An aging population requires a rethink of how we view the job market

The working age population is growing, and growing older
Paul Edmondson / Corbis

This is a paragraph from Chris Sorenson’s recent cover story on the state of the Canadian labour market:

Is it any wonder critics are poking holes in the Harper government’s claims about all the jobs created since the recession? Jim Stanford, an economist with Unifor, the new union created by the merger of the Canadian Auto Workers and the Communications, Energy and Paperworkers, recently wrote in a report that the addition of more than one million jobs since 2009 is far less impressive, when one considers that Canada’s working-age population has grown by 350,000 people per year during that time – among the fastest in the developed world. In fact, the gradual decline in Canada’s unemployment rate has more to do with declining labour-market participation: Frustrated job-seekers who give up on their searches altogether are not counted in the official statistics. A better measure of job-market performance, Stanford argued, is the overall employment rate, which looks at how many working-age Canadians actually have jobs. That figure currently sits at 61.8 per cent, barely improved from the pit of the recession and below the level it was a decade ago. Without vigorous job growth that exceeds increases in the population, things aren’t going to get any better. “No wonder it still feels like a recession in the labour market,” Stanford notes. “By this key measure, we are hardly better off than during the darkest days of the financial crisis.”

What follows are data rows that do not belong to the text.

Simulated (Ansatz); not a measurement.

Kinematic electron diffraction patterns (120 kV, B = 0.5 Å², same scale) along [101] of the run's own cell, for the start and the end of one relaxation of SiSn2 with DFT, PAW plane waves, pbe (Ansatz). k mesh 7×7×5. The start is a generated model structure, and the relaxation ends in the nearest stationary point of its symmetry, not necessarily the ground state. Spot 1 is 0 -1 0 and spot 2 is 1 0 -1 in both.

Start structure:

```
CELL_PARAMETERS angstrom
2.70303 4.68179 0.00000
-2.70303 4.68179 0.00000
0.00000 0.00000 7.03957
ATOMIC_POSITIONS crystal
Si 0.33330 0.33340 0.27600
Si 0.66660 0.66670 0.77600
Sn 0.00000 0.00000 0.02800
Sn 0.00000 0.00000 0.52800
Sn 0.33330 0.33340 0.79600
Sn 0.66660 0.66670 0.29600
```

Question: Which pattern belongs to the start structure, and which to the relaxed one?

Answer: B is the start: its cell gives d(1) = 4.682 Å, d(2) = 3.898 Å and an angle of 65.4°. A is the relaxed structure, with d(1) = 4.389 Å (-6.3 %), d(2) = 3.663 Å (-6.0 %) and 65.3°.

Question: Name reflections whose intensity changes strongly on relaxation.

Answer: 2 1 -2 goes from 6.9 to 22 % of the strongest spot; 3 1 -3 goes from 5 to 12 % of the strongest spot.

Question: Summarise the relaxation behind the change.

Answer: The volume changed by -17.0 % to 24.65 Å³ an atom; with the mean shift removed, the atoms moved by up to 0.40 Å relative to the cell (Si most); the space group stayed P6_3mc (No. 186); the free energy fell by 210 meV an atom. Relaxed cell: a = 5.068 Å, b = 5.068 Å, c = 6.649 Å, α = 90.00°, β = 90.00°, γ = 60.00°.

Well, no. There are no doubt some discouraged workers who have left the labour force, but there’s another, far more compelling explanation for the declining participation rate: population aging. The working age population – here I too am using the measure published in the Labour Force Survey for those 15 years old and over, and which is used to calculate employment rates – is indeed increasing by about 350,000 people a year. But here is how that population increase is distributed across different age groups:

The leading edge of the baby boom generation was born in 1947 and reached retirement age two years ago; the wave of people aging into retirement has begun in earnest and will accelerate over the next few decades. Expressing those increases in age group populations as a fraction of the increase in the total population yields some startling statistics. The 65-and-over age group accounts full more than half of the growth in the working-age population over the past three years, and the 55-and-over age group accounts for almost 90 per cent. I find these numbers so astonishing that I’m going to repeat them in bold italics:

The 65-and-over age group accounts for more than half of the growth in the working-age population over the past three years

The 55-and-over age group accounts for almost 90 per cent of the growth in the working-age population over the past three years

Not all of these workers are leaving the labour force out of frustration. In fact, the employment rates in these groups is increasing:


But these increases have not been strong enough to compensate for the fact that labour force participation rates drop rapidly as people approach and pass the age of 65. A better measure of the strength of the labour market is the employment rate of the ‘prime’ working-age population, namely those between 25 and 54 years of age:


The employment rate of the prime working-age population fell from its peak of 82.6 per cent to 80.0 per cent, and notwithstanding the disappointing data for December, it has recovered most of that loss and is now 81.4 per cent. Not yet a full recovery, but certainly much better than the ‘darkest days of the financial crisis.’

Paul Krugman noted the effects of population aging on employment rates more than a year ago, and he suggested a rough-and-ready correction by using constant weights for the age group-specific employment rates. I reproduced this exercise for Canadian data on Econowatch here, under the counterfactual scenario in which the relative size of the age groups remained constant. This graph updates the exercise, using the population weights for October 2008, the pre-recession employment peak:


The constant population weight measure shows a significant recovery, even as the reported measure – which assigns ever-increasing weights to older age groups – is going sideways.

Population aging is changing the labour force, and it’s also changing the way we should be looking at employment data.

[Update: The charts and the numbers have been updated from the original post to reflect the December 2013 Labour Force Survey release.]